March 14, 2007

A Note On Renting of Immovable Property

 

A Note On Renting of Immovable Property

 

1.                  Constitutional Validity

The expression “Sale” is defined in the Sales Tax/ VAT Law to include ‘transfer of right to use’. Therefore, ‘renting/leasing’ is also covered by the definition of “sale”. Accordingly, service tax on renting is nothing but a tax on sale, which is barred by the Constitution.

2.                  ‘Service’- Concept of

The expression ‘service’ has not been defined in the Finance Act, 1994 (the Service Tax law). The taxable event being rendering of service, the expression needs to be defined for service tax purpose, as the expression ‘manufacture’ has been defined for Central Excise and the expression ‘import’ has been defined for Customs purpose. The general meaning of the expression ‘service’ in common parlance cannot be applied for service tax purpose. The expression as has been interpreted by various Courts in different contexts, or by the Department in some other contexts (eg. ‘Storage and Warehousing services) suggests that only transfer of right to use certain property without any further performance of work, cannot be called ‘service’.

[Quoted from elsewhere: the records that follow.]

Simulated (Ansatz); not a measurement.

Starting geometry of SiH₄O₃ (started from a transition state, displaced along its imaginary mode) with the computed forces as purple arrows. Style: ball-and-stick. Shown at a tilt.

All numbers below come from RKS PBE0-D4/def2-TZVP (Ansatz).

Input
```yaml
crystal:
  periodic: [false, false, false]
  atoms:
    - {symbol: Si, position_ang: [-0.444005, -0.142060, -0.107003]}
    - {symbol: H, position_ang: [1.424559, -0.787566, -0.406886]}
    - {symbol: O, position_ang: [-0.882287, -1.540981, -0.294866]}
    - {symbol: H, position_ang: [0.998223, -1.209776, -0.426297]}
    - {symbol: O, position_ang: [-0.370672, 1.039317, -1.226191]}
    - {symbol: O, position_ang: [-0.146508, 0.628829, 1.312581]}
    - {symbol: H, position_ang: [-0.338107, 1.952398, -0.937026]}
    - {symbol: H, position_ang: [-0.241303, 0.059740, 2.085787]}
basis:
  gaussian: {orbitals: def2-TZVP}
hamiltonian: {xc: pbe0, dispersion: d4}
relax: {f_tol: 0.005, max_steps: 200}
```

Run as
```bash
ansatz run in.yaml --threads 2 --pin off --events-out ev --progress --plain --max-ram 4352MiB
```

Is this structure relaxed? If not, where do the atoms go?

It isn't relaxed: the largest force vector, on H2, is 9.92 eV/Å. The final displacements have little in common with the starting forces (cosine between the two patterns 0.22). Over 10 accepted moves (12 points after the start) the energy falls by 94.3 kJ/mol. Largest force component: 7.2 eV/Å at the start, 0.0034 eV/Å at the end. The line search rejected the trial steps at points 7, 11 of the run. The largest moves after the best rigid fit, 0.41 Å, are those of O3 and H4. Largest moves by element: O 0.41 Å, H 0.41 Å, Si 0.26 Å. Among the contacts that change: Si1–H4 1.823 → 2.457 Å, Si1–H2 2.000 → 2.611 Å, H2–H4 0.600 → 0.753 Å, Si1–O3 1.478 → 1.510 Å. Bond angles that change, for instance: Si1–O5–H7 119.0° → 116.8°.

3.                  Definition

As per the definition proposed in Finance Bill, 2007, taxable service means any service rendered in relation to renting of immovable property. The term ‘renting’ has been defined to mean the arrangement of renting. Therefore, the rent amount per se is not taxable as per the definition. Only the service of a middleman to arrange for such renting arrangement is taxable, which is already covered under ‘Real Estate Agent’ category.

Therefore, it seems that the intention of the Ministry of Finance is not to tax the Agent’s service, but the rent amount per se. This will give rise to litigation, or the definition may be changed in the Finance Act, 2007.

4.                  Actual Use or Intention To Use

As per the definition, the property if actually used for furtherance of existing business or commerce, then only service tax is applicable, and not an intention to use the property for business or commerce.

5.                  Part Use For Business

As per the clarification given by the TRU, even if a property is partly used for business or commerce, the whole rent amount for the complete property will be chargeable to service tax.

6.                  Cenvat Credit

The service tax paid by the owner for construction of a property, either to the construction contractors or to Architects, consultants, labour suppliers etc. shall be ‘input services’ for the lessor. Therefore, such service tax paid on input services shall be allowed to be set off against the service tax liability on the rent.

7.                  Transitional Credit

In case of properties already completed before imposition of service tax on rent, the service tax already paid on various input services also merit Cenvat credit to be adjusted against the service tax liability on the rent amount. However, specific provisions for the same are missing in the Cenvat Credit Rules. In view of this, the Rules require to be amended to provide for such transitional credit, as is allowed on Central Excise or VAT. Otherwise, it will have a huge impact on the existing promoters, and against the principle of cascading effect.